A key concern raised was Adobe’s historical struggle with integrating acquired products, a challenge faced by other major companies like Twilio (with SendGrid and Segment).
“I mean I guess my first question is like how good is SEM Rush on AEO compared to some of these new tools like Airops and Profound”. — Austin
The conversation highlighted that the legacy SEO tools (like SEM Rush and its alternative Ahrefs) are rapidly adapting to the new world of AEO (Answer Engine Optimization). Competitors like Airops and Profound are approaching content creation and visibility from different angles. Ahrefs, for example, is expanding beyond SEO/AEO into content workflows, recently introducing social posting and calendaring tools.
Alembic, Causal AI, and the Agency Model Renaissance
AI firm Alembic (a competitor to Paramark, Haus, and Recast) secured $145 million from Accenture and others. Alembic brands itself around “causal AI,” seeking to replace traditional probabilistic measurement in marketing effectiveness and measurement. They have a strategic partnership with Accenture to deploy this causal AI within the Fortune 500.
The efficacy of “causal AI” was debated, with skepticism that adding the word “causal” makes it so, as true cause and effect can only be determined through experimentation.
“The only way to get to cause and effect is experimentation”. — Pranav
This funding round signals a return to the services-as-a-product model, proving that as AI features become more complex, there is more room for agency-style or solution-style companies. AI makes building SaaS products easier, but it is hard to build a team that can weaponize AI to solve problems. Companies like Palantir (market cap $400 billion, P/E ratio 370-390) exemplify this model: deploying smart people equipped with AI/software engineering skills to build bespoke applications for clients after intellectually understanding the problem.

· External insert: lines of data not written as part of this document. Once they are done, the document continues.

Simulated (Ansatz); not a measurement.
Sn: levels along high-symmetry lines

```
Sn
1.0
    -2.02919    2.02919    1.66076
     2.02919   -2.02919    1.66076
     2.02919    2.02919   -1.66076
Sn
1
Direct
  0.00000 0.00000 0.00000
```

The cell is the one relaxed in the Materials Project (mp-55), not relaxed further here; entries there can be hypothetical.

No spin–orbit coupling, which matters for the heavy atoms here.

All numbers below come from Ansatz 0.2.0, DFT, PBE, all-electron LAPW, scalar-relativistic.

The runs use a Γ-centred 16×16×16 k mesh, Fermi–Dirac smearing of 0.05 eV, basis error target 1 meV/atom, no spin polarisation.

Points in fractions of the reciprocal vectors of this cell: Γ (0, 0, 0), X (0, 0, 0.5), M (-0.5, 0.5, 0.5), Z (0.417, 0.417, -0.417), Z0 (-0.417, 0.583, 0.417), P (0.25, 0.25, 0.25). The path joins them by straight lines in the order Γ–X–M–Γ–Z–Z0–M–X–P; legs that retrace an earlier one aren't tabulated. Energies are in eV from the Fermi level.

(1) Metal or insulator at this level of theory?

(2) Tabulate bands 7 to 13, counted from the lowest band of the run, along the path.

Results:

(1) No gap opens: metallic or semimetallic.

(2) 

“A team of really smart people who can weaponize AI to solve problems”. — Austin
The Influencer Economy and the Dystopia of AI Likeness
The influencer and creator space is also seeing major shifts. Agentio raised $40 million for creator ads, starting with YouTube and expanding to other channels. They offer an AI-powered content review feature that checks creator drafts against the brand brief for compliance and safety.
We noted that the influencer space is currently messy, relying heavily on spreadsheets. However, AI presents a terrifying prospect: the potential for influencers to automate their work entirely by licensing their likeness and voice to brands for promotion. This shift means the brand is paying primarily for the audience, not the manual content creation.
This development is akin to a Black Mirror episode, raising concerns that if this happens at scale, culture could become controlled, turning everyone into a “mouthpiece for something else”. The current trend among YC companies is moving away from focusing on scaling email marketing to programmatically figuring out how to achieve video and social fame through AI tooling, signaling where the arbitrage has moved.
This pressure has led to two diverging marketing strategies:
1. AI Slop: Leaning into scaled AI usage (e.g., posting every day, mass emails), resulting in diminishing returns.
2. Hyper-Targeted ABM: Abandoning mass outbound strategies in favor of highly concentrated, multi-channel attacks on small, niche segments of users (Account-Based Marketing or ABM).
“Abandon the mass outbound strategy Doesn’t mean you won’t use tools like Unify but actually focus on a really small subset of users”. — Austin
AI Transparency and New Ad Platform Bidding Strategies
TikTok is taking the lead on AI transparency. They launched a blog post announcing new ways to spot, shape, and understand AI-generated content. TikTok is building transparency tools to automatically detect AI content, giving users the ability to tag content as AI or real, and giving creators the ability to claim original content. Furthermore, TikTok launched a $2 million educational fund for experts to create content about responsible AI. This contrasts with the strategy of Sora (which consciously made the decision to have all videos be AI-generated to maintain a completely virtual experience).
We discussed new ad platform features:
1. Google’s Journey Aware Bidding: Google launched an advanced bidding strategy that uses all conversion actions (e.g., lead, MQL, SQL, purchase, repeat purchase) to optimize bidding choices along the customer journey, similar to Meta’s “GEM” concept. A major challenge is the quality and formatting of CRM data required for this feature to work effectively.
2. Self-Serve Incrementality Testing: Google launched a feature making its native incrementality testing (similar to Meta’s Conversion Lift) self-serve. Previously requiring a dedicated Google Ads representative and high spend, tests can now be set up for as little as $5,000.
An incrementality test works by splitting a possible audience in half (test and control). The test group sees the new campaign (e.g., Journey Aware Bidding ads), while the control group does not. The difference in conversion rates between the two groups provides the measurable “lift”.
The value of testing was emphasized, especially against deterministic modeling. The conclusion was that probabilistic modeling is often more effective, and experimentation must be continuous and reproducible.
“If a test is successful is usually pretty obvious”. — Pranav
We concluded by noting the importance of basic measurement tools like the HDYHAU (a simple question asking users where they found the product or “how did you hear about us”) for early-stage companies to validate assumptions quickly, overriding concerns about pipeline slowdown.